Chinese stocks are going wild on new stimulus measures. How long will it last?

Some Chinese equity indexes could really use the help. Others were already primed for a move higher.

Luke Kawa

Chinese policymakers have finally reached their breaking point.

Authorities in Beijing unveiled a slew of monetary and quasi-fiscal stimulus measures overnight intended to deliver a shot in the arm — if not engineer a genuine turnaround — for the nation’s sagging economy and Mainland stocks.

Here’s a non-exhaustive smattering of the policies:

  • Cutting mortgage rates on outstanding borrowing (by roughly 50 basis points)

  • Lowering the minimum downpayment on second homes from 25% to 15%

  • Reducing the reserve requirement ratio 

  • Trimming its 7-day reverse repurchase rate by 20 basis points to 1.5%

  • 800 billion yuan in “liquidity support” for the stock market

Is this suite of policies sufficient to improve an economy, and in particular, a housing market, in which the supply of credit to would-be homebuyers is a much smaller problem than the fact that around 50 million homes that have already been sold have not been completed (due to financial strains faced by many developers)?

In my mind, this is a rhetorical question. More charitably, let’s just say it’s debatable. No doubt, these will help on the margin, but marginal fixes don’t solve major problems.

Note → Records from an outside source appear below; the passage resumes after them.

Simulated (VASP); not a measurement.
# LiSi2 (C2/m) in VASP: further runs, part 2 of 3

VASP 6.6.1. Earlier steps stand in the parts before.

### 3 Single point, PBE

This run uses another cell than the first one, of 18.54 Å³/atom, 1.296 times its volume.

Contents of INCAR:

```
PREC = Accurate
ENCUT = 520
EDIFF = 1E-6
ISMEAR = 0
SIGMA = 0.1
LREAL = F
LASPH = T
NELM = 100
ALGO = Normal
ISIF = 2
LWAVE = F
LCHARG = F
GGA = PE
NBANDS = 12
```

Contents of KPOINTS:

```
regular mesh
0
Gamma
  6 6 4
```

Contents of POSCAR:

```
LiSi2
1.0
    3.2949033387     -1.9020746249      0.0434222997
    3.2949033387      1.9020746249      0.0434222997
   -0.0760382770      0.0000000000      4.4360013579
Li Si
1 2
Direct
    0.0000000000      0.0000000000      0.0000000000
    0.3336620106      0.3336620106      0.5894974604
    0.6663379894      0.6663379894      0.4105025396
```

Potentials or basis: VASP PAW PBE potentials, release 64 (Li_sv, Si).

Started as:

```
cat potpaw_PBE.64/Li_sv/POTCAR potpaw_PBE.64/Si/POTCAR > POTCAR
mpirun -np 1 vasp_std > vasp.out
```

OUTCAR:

For Chinese stocks, on the other hand, whether the fundamentals are that dire or actually fairly rosy depends on your point of view – or rather, which index of Chinese stocks you’re looking at.

Indexes that offer broad exposure to companies that trade on Mainland China exchanges in Shanghai and Shenzhen (known as “A Shares”) are arguably the most linked to China’s economy.

China’s aforementioned “liquidity support” for the stock market is likely to be geared towards A Shares. Frankly, that’s the group that could use the most support, based on persistently negative earnings revisions and lackluster performance. The overnight announcements have pushed an ETF that tracks the CSI 300 — the most commonly quoted gauge of A shares — out of negative territory for 2024.  

Compared to the MSCI China Index or the FTSE China 50, the CSI 300 has more exposure to industrials, semiconductors, financial services (brokerages and investment banks), mining, and consumer staples companies.

And the CSI 300 doesn’t include some of China’s most well-known companies like Alibaba, Tencent, Meituan, and JD Inc. Those names are all very well-represented in the MSCI China and FTSE China 50, and are a big reason why 12-month forward earnings per share estimates have picked up more for those indexes than even the S&P 500 over the past three months.

Traders, understandably, are taking the message from Beijing at face value, sending all Chinese indexes sharply higher this morning.

But the fact that this is far from the first time in the past three years that Chinese policymakers have attempted to put a floor under the economy and stock markets — and Mainland stocks were trading at their lowest levels since 2019 — should give some cause for continued concern.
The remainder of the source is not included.